Author: Isabel Allende
The Jackson women, Indiana and Amanda, have always had each other. Yet, while their bond is strong, mother and daughter are as different as night and day. Indiana, a beautiful holistic healer, is a free-spirited bohemian. Long divorced from Amanda’s father, she’s reluctant to settle down with either of the men who want her-Alan, the wealthy scion of one of San Francisco’s elite families, and Ryan, an enigmatic, scarred former Navy SEAL.
While her mom looks for the good in people, Amanda is fascinated by the dark side of human nature, like her father, the SFPD’s Deputy Chief of Homicide. Brilliant and introverted, the MIT-bound high school senior is a natural-born sleuth addicted to crime novels and Ripper, the online mystery game she plays with her beloved grandfather and friends around the world.
When a string of strange murders occurs across the city, Amanda plunges into her own investigation, discovering, before the police do, that the deaths may be connected. But the case becomes all too personal when Indiana suddenly vanishes. Could her mother’s disappearance be linked to the serial killer? Now, with her mother’s life on the line, the young detective must solve the most complex mystery she’s ever faced before it’s too late.
So…if that wasn’t an intense blurb, I don’t know what is. I mean, you’ve got children (because they are children) involved in something so tremendously dangerous and it’s not a game. You can’t hit restart, you can’t gain an extra life or re-create a character, and yet they push on. If this isn’t mule-like stubbornness and an amazing resilience, I don’t know what is.

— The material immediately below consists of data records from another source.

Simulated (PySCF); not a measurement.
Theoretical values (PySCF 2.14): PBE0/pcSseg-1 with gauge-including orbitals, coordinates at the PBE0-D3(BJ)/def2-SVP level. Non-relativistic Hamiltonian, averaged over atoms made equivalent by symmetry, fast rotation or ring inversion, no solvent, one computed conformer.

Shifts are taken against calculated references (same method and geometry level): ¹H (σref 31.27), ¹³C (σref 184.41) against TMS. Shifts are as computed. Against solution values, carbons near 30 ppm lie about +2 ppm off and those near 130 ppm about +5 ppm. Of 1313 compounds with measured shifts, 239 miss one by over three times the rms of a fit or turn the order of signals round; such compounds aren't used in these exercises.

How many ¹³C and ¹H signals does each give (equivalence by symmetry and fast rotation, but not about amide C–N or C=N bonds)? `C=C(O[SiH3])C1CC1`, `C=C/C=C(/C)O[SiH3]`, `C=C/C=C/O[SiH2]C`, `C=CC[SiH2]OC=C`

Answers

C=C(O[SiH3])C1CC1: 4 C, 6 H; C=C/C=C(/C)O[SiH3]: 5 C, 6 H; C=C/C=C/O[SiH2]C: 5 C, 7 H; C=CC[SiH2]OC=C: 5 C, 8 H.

That aside, let’s move on to the story. It’s jam-packed, just like the blurb. But it moves pretty slowly in the beginning. All the main characters have a point of view in this story minus the kids not physically present in San Fransisco for the case. So while most of the characters are dealing with the murder and mystery in the area, Indiana goes around only seeing the good in the world and living her life without a care in the world. Ryan too leads a pretty uninteresting life as an ex-Navy SEAL in the beginning so their point of view seems redundant to the story. Boy, are you wrong if you think that!
It’s okay if you think that though-I did. This story is an amazing read. It’s pretty fast paced and the focus on multiple points of views allows you to see the occurrences from every angle. It allows you to see it from the view of an experienced cop, an enthralled teenager and worried, yet interested grandfather. It has it all. I also truly loved the author’s writing style It allowed for some beautiful descriptions and emotional connects with the protagonist as well as the other main characters.
That said, the way the plot is written can leave readers confused as to what is going on. It has that kind of effect where, as you skip from incident to incident, you struggle to keep up with all the threads that are thrown at you and for the first quarter or half of the book you are left struggling to sort out the different plotlines so that you know where each character is when you join them again. And unlike computer games, these characters don’t remain static. They have moved and continue living their life despite the reader not following them. This, to me, just made the story that much more exciting.
It’s not meant for the younger readers, it’s meant for teenagers up. It’s a page-turner and a beautifully fast paced. While it hurts no one to stop this book halfway, it’s going to grip you. It’s a very sly book that way. You start reading it and it seems like the book will let you pause in the middle. It lies! It will sneak up to you and ensnare you in its grip and by the time you realise that this book isn’t the kind of book you can start ten minutes before you have a class starting it’s too late. This book is meant for those days where it’s raining outside and you just want to grab a drink to sip and a book to curl up with. It made me want to read it in one go and while I might be singing praises for this book, it’s simply because the narrative style is excellent.